In World War II, Nazi panzer divisions pushed tank warfare to its current form, deploying infantry-supported Tiger tanks in divisions that blitzkrieged Europe and Africa. The Tigers had thick frontal armor and outgunned the U.S. Army’s main battle tanks, the M-4 Shermans, which were faster, more maneuverable, reliable machines. The Shermans cost $55,000 and took only eight months to design. More than 48,000 of them were built and used by Allied armies. Military historians dubbed them the “tank that won World War II.”
‘Outgunned, Outclassed’
But their weakness was the 75MM cannon that bounced shells off the thick hulls of the German Tigers. “We were outgunned and outclassed and it was only through sheer numbers that we overcame the Germans in tank encounters,” Desobry recalled. He never forgot those lessons when it came to designing the M-1 in 1972. “I tried to look at all the things that were weak in the M-4 to make sure we didn’t repeat the mistakes.”
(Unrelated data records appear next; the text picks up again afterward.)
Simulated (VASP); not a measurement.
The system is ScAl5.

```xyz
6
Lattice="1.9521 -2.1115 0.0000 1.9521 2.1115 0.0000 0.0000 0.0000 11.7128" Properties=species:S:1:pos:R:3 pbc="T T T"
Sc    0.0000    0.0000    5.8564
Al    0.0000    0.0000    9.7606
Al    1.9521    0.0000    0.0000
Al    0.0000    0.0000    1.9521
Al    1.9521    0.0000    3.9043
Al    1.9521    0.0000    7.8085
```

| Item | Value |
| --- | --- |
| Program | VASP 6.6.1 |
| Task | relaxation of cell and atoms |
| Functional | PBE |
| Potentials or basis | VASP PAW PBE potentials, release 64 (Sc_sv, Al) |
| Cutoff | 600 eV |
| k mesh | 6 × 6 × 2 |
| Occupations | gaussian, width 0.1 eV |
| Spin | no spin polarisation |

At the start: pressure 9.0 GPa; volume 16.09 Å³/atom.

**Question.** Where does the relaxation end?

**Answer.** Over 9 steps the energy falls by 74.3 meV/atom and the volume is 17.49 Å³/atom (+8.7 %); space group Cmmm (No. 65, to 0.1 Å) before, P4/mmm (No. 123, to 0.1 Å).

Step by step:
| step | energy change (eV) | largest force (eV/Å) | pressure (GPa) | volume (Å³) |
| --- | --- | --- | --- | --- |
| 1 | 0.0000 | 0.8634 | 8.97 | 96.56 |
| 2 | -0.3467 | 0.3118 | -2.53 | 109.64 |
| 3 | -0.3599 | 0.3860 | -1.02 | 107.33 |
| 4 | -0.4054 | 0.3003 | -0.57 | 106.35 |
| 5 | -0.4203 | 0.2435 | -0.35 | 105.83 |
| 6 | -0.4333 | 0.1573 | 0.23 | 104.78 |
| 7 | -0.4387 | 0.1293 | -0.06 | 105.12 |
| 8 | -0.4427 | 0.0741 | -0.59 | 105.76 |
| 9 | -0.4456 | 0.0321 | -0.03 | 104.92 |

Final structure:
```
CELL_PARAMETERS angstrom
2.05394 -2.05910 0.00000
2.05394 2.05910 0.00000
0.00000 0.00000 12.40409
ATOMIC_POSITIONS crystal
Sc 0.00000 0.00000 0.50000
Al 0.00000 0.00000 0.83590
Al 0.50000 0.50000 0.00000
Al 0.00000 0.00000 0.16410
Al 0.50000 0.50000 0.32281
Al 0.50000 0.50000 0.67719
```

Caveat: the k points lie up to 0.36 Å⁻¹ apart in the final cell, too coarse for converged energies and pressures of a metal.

Crew survival was the No. 1 priority, he said. The M-1, which weighs twice as much as the Sherman, is the most heavily armored tank ever built.
It fires a 105MM gun or 120MM smooth bore cannon, has three machine guns and a crew of four. Its 1,500-horsepower turbine engine provides startling speed. It has power steering, an automatic transmission and rides like a big rocking chair.
The heart of the M-1 is its fire-control system with fully integrated laser range-finders and digital computers that consider items such as wind velocity, temperature, ammo type and vehicle movement. Infrared devices give crews night vision.
It took eight years to design and build the first M-1, which was supposed to have cost $507,000 a copy but ran way over budget. Part of the cost overruns were due to mechanical defects: engine air intakes sucked in sand that fouled the turbines; engine mounts cracked; transmissions failed; tracks came off.
A Fuel Guzzler
Those were problems that could be fixed. One of the tank’s big remaining shortcomings is “it’s a gas guzzler,” one expert critic said, explaining that M-1s go 1 mile on 1.5-2 gallons of diesel. The tank’s defenders concede it eats fuel but say it carries enough supply to fight all day.
There are other problems. Taylor said rapid deployment of M-1s always will be hard because only one of the 70-ton monsters can fit in the largest military cargo planes. Tankers also may have difficulty traveling cross-country because many bridges are not designed to support their weight.
Still, the “M-1 is the most effective tank we’ve ever fielded . . . certainly it’s the best protected tank ever built,” insists military historian Richard P. Hunnicut.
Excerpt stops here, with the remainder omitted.